In early 1916 a new commander, Admiral Reinhard Scheer, took charge of the High Seas Fleet. Scheer recognised that the naval situation was intolerable for Germany. Its attempts to use submarines to attack British commerce had succeeded only in alienating the United States. By contrast, Britain’s surface blockade was unrelenting and would remain so as long as the Grand Fleet was still afloat.

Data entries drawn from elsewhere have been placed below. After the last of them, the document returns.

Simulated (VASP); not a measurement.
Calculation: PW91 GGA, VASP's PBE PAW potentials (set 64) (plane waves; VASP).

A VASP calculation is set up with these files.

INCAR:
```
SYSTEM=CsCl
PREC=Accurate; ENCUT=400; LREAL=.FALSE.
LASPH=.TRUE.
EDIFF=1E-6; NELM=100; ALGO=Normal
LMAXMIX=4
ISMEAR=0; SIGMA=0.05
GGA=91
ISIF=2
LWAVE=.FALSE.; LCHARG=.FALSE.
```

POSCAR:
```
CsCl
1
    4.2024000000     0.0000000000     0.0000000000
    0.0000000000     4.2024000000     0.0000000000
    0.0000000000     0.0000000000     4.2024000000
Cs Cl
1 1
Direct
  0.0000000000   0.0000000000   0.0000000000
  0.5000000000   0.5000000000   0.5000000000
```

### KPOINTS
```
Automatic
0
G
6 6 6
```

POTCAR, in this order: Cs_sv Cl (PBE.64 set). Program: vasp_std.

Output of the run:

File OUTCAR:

Scheer proposed a new strategy. The High Seas Fleet would take the fight to the British by returning to ‘tip and run’ attacks and aggressive operations designed to lure the Grand Fleet into an unfavourable battle. Scheer hoped to inflict stinging losses by ambushing isolated squadrons of the Royal Navy and escaping before retribution followed. The High Seas Fleet would work alongside submarines and minelayers to draw the British into ambush zones.

Yet unbeknownst to Scheer, the strategy had a fatal flaw – the British knew his every move. In August 1914 the German cruiser Magdeburg had run aground in the Baltic and been captured by the Russians. Onboard were three copies of the German naval signals book and cyphers.8 The Russians shared a copy with the British, and by November the Admiralty had established a dedicated naval cryptography department codenamed Room 40. By 1916, Room 40 could decode virtually all German naval signals traffic. Relevant information was swiftly passed to Jellicoe and the Grand Fleet.

Ignorant of these developments, Scheer spent May 1916 planning an ambush for the British. The fast battlecruisers of the 1st Scouting Group would draw out the British battlecruisers and lead them on a chase that would ultimately carry them into the arms of the German battleships. Locally outnumbered, the British would be destroyed before reinforcements could arrive.

It was a simple and effective plan that may well have worked – but the British knew of it before it had even begun. In the small hours of 31 May, before Scheer had even set sail, the entire Grand Fleet had left port and was steaming towards the ambush area. Jellicoe planned to turn the tables on the Germans. His battlecruisers, under the command of flamboyant Vice- Admiral David Beatty, would ‘allow’ themselves to be drawn into Scheer’s trap. However, as soon as the German battleships appeared, Beatty was to turn about and lead them into a head-on collision with the awesome force of the entire Grand Fleet. The trap was set.

The Chase

The Battle of Jutland started in unassuming fashion. Beatty’s vessels were cruising in the region of anticipated German activity but the disappointing absence of enemy ships was in danger of dampening the mood. At 2.20 p.m. the light cruiser Galatea noticed a small tramp steamer blowing off an unusually large amount of steam, an action consistent with suddenly being forced to stop. Curious, the Galatea turned away from her sister ships and approached the civilian vessel. It was a minor incident in what had so far been an uneventful sweep.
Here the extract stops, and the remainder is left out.